In this article we look at the C build process and different stages– that is, how we get from C source files to executable code, programmed on the target. Modern IDEs are making this knowledge ever-more arcane.
Embedded Systems Build Process
Embedded systems build process usually involves a host machine ( powerful computer) and resource-constrained target devices such as microcontrollers. The tools required to build embedded systems installed on the host machine. Because the target device does not have enough resources to install operating systems or embedded built tools such as GNU toolchain. Therefore, we generate a binary image or executable file for the target device using a host machine and compile the application code on a host machine using various tools.
What is Cross Compilation?
The process of generating executable code by using cross toolchains on the hosting machine and created executables runs on the target machine is known as cross-compilation. Because we compile executable code on the host machine that runs on the other machine such as target devices i.e. microcontrollers. The main difference between native compilation and cross-compilation is that in a native compilation, the generated executable runs on the same machine.

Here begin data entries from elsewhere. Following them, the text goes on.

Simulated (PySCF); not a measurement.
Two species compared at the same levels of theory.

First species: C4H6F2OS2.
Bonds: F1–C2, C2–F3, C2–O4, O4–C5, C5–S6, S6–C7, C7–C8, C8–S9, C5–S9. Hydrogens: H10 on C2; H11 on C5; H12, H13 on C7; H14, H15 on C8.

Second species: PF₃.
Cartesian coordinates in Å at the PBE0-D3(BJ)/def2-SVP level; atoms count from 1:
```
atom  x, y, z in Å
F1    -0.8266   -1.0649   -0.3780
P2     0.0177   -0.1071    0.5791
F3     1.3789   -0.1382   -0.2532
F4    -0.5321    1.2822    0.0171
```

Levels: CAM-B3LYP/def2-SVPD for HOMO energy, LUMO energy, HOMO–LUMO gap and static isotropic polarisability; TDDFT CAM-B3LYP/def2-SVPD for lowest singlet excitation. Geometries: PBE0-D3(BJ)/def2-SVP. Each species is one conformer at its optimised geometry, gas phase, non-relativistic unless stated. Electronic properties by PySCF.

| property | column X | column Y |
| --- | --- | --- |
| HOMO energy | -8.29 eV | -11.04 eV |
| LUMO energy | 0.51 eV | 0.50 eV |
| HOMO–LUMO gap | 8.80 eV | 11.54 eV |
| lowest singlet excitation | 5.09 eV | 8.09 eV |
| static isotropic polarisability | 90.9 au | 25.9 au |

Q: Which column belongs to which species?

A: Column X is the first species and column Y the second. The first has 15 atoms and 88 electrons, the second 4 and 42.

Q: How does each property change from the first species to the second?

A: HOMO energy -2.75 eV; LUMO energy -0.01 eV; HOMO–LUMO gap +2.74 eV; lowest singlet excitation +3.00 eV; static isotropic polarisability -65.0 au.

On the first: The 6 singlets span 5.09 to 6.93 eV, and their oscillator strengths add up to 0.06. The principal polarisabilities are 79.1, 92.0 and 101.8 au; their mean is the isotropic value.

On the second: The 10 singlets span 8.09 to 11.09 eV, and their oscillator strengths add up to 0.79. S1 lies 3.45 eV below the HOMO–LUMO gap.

GNU toolchains Introduction
GNU toolchain consists of many tools required for embedded system build processes such as preprocessor, compiler, assembler, linker, locator, loader, and debugger. In an embedded system, we usually write embedded applications in c programming language. Your application code goes through various binaries to get an executable file for a target device. GNU cross-compilation toolchain is a collection of these binaries. GNU toolchain also sometimes refers to the GCC toolchain.
Now lets first discuss the function of each compilation step one by one:
We have a C Program file with an extension of .c i.e. blink.c file.
It performs preprocessing on application source codes ( C files and header files) by replacing macros, including header files (which are any lines starting with
#), and performing conditional compilation.
Some of the most common directives are #define, #include, #ifdef, #if, #else etc. The output of the preprocessor is a text.
The compiler takes the preprocessed source code and generates architecture specific assembly ( .s or .asm ). The Compiler itself is normally broken down into two parts:
- The front end, responsible for parsing the source code.
- The back end, responsible for code optimization and generation.
Front End Processing:
- First stage of the front-end part of the compiler is scanning the input text, strip out all whitespace and Tokenization by identifying tokens such as
keywords (for example ‘while’)
operators (for example, ‘*’)
identifiers; a variable name
literals (for example, 10 or “my string”)
comments (which is discarded at this point)
then passing the scanned token to the parsing tool that ensures tokens are organized according to C rules , and if there is any error, if there is any problem with the code, it will be reported to the programmer at this stage with syntax errors.
- Second stage of the front-end of the compiler is checking if the sentence that has been parsed has the right meaning. And, this semantic check, if it fails you get a Semantic Error.
- One of the key things that really happens in the semantic analysis is to do with all variables that are present in the program. And for that matter, the compiler maintains the information of all the declared variables in a structure called symbol table. Once the variable is locked up, it gets its attributes; the attributes are its type, scope, and so on.
- When the statement is found to be semantically meaningful and is correct, the compiler undertakes its next action, which is to translate this sentence that is being seen into an internal representation called as the intermediate representation; the idea here is to take the high level language construct, regardless of the language, and to convert it into form which is closer to the assembly; to be able to compile different languages on different targets.
Back End Processing:
- First stage of the back-end part of the compiler is optimization; nowadays, compilers are smart enough to able to not just compile the code, but also to provide some optimization.
- There are many forms of optimization such as transforming code into smaller or faster but functionally equivalent, inline expansion of functions, dead code removal, loop unrolling, and register allocation.
- The last stage of the back-end part of the compiler is the code generation; in which the compiler converts the optimized intermediate code structure into assembly code.
The output of the compiler is fed into assembler. The assembler converts the assembly code into an object code. The object code is actually a machine code and assembler generates object code according to selected microcontroller or microprocessor instruction set architecture. Your embedded application may have reference to built-in libraries and more than one source code file. Therefore, the assembler may generate multiple object files with an extension of .obj/.o
The linker takes input as multiple object files and gives output as a single object file which is also called as the relocatable code. The output of compiler is multiple object files. These files are incomplete in the sense that they may contain reference to variables and functions across multiple object files which need to be resolved. The job of the linker is to combine these multiple object files and resolve the unresolved symbols.
The Linker does this by merging the various sections like text, data, and bss of the individual object files. The output of the linker will be a single file which contains all of the machine language code from all of the input object files that will be in the text section of this new file, and all of the initialized and uninitialized variables will reside in the new data section and bss section respectively.
The role of the locator is to perform a memory map according to the selected microcontroller memory map. The locator gets the output file of the linker and maps the code and data into microcontroller memory by providing actual addresses to code and data. It actually defines in which memory region of microcontroller code and data will be saved. Finally, the output of this stage will be ready to use executable code.